Hit by violence from all sides, it is perhaps not surprising that many Shiite Muslim Arabs here have begun showing widespread suspicion of foreign Arabs, who are often from Sunni Muslim countries. Iraq’s Shiite-led government is close to Iran, a non-Arab Shiite Muslim country.
But the discrimination is a troubling sign of just how suspicious Iraqis have become of outsiders as sectarian violence has divided people into camps.
The resentment toward foreign Arabs also has increased regional tensions between Iraq and some of its neighbors, including Egypt, Jordan and Saudi Arabia, who already are wary of how Shiite leaders are running Iraq.
A day after the Interior Ministry general asked for Arabs’ deportation, some Shiite members of parliament echoed the call. That led to a dispute after the parliament speaker, a Sunni Arab, retorted that both Arabs “and others” should be deported — a reference to Iranians. Many Sunnis here fear Iranians are infiltrating Iraq.
Iraqi authorities in recent months also have prevented anyone who holds an Arab-country passport from entering the country without first gaining a security approval that is almost impossible to get.

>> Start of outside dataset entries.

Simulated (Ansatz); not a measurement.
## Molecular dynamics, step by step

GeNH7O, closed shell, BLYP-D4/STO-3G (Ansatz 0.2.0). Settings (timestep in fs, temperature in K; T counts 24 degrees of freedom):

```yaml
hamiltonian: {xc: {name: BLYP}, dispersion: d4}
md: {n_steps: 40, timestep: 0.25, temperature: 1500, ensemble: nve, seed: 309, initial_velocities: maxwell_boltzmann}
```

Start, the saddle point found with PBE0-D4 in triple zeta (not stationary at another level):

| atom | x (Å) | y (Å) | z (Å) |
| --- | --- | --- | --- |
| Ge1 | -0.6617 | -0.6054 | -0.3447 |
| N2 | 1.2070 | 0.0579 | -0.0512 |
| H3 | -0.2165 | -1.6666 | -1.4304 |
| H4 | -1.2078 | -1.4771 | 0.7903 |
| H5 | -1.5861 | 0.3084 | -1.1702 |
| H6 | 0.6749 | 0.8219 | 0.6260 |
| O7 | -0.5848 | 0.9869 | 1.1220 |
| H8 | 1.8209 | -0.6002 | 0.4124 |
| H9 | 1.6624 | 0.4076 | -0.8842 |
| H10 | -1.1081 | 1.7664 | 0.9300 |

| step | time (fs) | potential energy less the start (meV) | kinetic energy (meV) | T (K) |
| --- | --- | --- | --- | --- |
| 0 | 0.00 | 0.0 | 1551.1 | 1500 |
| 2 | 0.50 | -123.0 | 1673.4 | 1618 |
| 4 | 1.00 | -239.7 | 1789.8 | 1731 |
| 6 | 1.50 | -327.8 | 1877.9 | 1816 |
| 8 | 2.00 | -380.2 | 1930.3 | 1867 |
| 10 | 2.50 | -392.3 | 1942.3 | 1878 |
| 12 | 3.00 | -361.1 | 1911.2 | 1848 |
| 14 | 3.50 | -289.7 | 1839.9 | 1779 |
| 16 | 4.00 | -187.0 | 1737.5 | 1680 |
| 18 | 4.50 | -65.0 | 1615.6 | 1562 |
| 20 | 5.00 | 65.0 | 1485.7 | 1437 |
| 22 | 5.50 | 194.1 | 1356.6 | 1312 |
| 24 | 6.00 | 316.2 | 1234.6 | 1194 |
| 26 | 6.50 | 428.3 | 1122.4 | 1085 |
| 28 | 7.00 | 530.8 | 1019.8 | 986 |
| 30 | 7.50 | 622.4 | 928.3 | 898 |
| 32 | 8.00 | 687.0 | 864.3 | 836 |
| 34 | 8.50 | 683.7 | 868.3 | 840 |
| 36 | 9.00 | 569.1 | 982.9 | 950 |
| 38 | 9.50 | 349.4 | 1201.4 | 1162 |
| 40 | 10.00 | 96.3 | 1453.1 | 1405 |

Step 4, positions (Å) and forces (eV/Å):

This measure comes after both Iraqi and U.S. officials have cited instances of Saudi, Syrian, Egyptian, Yemeni and Libyan fighters joining the Sunni insurgency in Iraq. The Iraqi government has tended to blame the insurgency more on foreign fighters than on Iraqis who are Saddam Hussein loyalists.
The most infamous Arab foreign fighter was Jordanian-born Abu Musab al-Zarqawi, leader of the al-Qaida in Iraq group, who was killed by U.S. forces last summer. Another foreign Arab, an Egyptian, took his place after he died, his group said.
Some of the resentment toward foreign Arabs stems from another factor, though — Saddam’s longtime preferential treatment toward Palestinians until he was ousted in the 2003 invasion.
Saddam lavished large cash payments on Palestinian suicide bombers in the 1990s, when Iraq faced crippling economic sanctions and many Iraqis were jobless. That caused Iraqis to feel strong resentment toward Palestinians and other Arabs who came to work in Iraq. Palestinians have left in large numbers since the 2003 invasion, because of widespread anger toward them here.
Sabah Abdul-Wahed, a 35-year-old Shiite Muslim cashier at a restaurant in Baghdad’s predominantly Shiite neighborhood of New Baghdad, said he can’t help feeling resentment toward foreign Arabs who live in Iraq.
“They had more privileges than Iraqis, and under Saddam they had better lives than ours,” he said. “I don’t mean all Arabs but many of them … Their governments don’t like Iraqis. In the past, they liked Iraqi money.”